Embedded Computing Design

October 20, 2021

Story

The (Accidental) Invention of the LED

From the lamp in your living room to unpleasantly bright headlights, LEDs are everywhere these days. So much so that we take them for granted, and the long, almost completely accidental road it took for them to reach a light socket near you.

Today’s light-emitting diodes offer high levels of luminosity at the extremely low power consumption that we all enjoy. But LEDs have been in the making for over a century, taking baby steps to get to where they are now. 

In the Beginning, There Was L(ED)ight

Let’s start at the birth of the LED, way back in the early 1900s.

The 1900s-1920s: Electroluminescence

LEDs operate through a process known as electroluminescence – a phenomenon where semiconductor materials produce light when electrons move through them. This process was accidentally discovered in 1907 by Henry Joseph Round, a British engineer who was performing experiments with silicon carbide and a cat’s whisker (or crystal) detector.

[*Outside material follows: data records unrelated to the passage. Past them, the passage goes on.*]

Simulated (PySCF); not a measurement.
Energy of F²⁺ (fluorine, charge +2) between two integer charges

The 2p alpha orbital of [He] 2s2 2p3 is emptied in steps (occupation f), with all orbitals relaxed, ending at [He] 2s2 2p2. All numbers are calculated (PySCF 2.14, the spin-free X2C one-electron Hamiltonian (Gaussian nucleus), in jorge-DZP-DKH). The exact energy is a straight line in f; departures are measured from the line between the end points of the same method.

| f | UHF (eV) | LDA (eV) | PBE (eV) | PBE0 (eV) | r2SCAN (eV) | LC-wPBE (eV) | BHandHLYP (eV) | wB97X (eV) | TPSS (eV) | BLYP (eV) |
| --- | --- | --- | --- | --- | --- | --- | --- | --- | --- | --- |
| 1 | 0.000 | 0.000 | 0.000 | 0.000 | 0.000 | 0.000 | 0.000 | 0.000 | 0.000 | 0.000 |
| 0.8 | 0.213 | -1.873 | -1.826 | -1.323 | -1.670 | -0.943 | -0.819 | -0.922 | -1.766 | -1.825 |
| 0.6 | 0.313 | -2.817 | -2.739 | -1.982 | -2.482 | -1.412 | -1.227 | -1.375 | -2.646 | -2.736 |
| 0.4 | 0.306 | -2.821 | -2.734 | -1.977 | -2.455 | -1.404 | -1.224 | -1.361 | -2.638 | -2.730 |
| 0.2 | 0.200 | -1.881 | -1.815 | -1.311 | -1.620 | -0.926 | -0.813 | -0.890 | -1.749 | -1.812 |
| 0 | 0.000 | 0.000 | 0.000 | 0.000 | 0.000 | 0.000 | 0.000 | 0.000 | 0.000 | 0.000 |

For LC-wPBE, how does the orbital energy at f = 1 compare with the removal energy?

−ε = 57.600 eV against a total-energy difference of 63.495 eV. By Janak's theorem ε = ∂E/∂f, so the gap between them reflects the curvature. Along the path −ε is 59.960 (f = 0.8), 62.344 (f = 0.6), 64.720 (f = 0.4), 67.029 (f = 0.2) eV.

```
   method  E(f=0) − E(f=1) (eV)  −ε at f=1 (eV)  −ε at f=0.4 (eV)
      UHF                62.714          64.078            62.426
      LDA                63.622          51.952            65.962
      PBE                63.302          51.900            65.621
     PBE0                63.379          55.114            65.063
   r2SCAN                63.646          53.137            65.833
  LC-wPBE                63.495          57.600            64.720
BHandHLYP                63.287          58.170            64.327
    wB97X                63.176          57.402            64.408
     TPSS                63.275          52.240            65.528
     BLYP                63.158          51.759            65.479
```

The cat’s whisker detector, a form of crystal detector, was used by Henry Joseph Round when he accidentally discovered electroluminescence while experimenting with silicon carbide. (EEWeb)

Although Round discovered the process that led to the creation of the LED, research was furthered by Russian inventor Oleg Losev in the 1920s. He published his findings in journals across Europe, but none of his research was practically used for several decades. 

The 1960s: The First Practical LED

In 1961, Robert Biard and Gary Pittman stumbled upon the creation of a low-intensity near-infrared LED that they later patented for Texas Instruments. This LED featured light emission from a tunnel diode made on a gallium arsenide (GaAs) substrate (Figure 1). A year after their discovery, in 1962, TI released their first commercial LED product, the SNX-100, which used a GaAs crystal and emitted 890 nm infrared light. 

The first LED was patented by Texas Instruments engineers in 1961 and emitted 890 nm of light. It too was the product of an accidental near-infrared discovery by Robert Biard and Gary Pittman. (Image source: Edison Tech Center)

One of the first visible-spectrum LEDs came a very short time after, courtesy of Nick Holonyak, Jr. in late 1962. This LED emitted a red light visible to the human eye via the electroluminescence of a gallium arsenide phosphide (GaAsP) semiconductor. The first commercially available LED lamps launched in 1968 using a variant of this technology, but they were largely unsuccessful because of the manufacturing cost and the deep red color of the light they emitted.

The 1970s: Better and Brighter

In the early 1970s, M. George Craford, a former graduate student under Holonyak, developed his own version of the visible-spectrum LED: one that emitted a yellow light. As if that wasn’t enough, Craford also went on to improve the brightness of red and red-orange LEDs by a factor of 10.

When the first blueish-hued LEDs entered the scene, also in the early 1970s, they didn’t work super well. The first was made at Stanford University with magnesium-doped gallium nitride. Its creators, Herb Maruska, Wally Rhines, and Professor David Stevenson, were awarded the patent in 1972. While magnesium-doping of gallium nitride didn’t produce practical light levels at the time, it is still the basis for all blue commercial LEDs.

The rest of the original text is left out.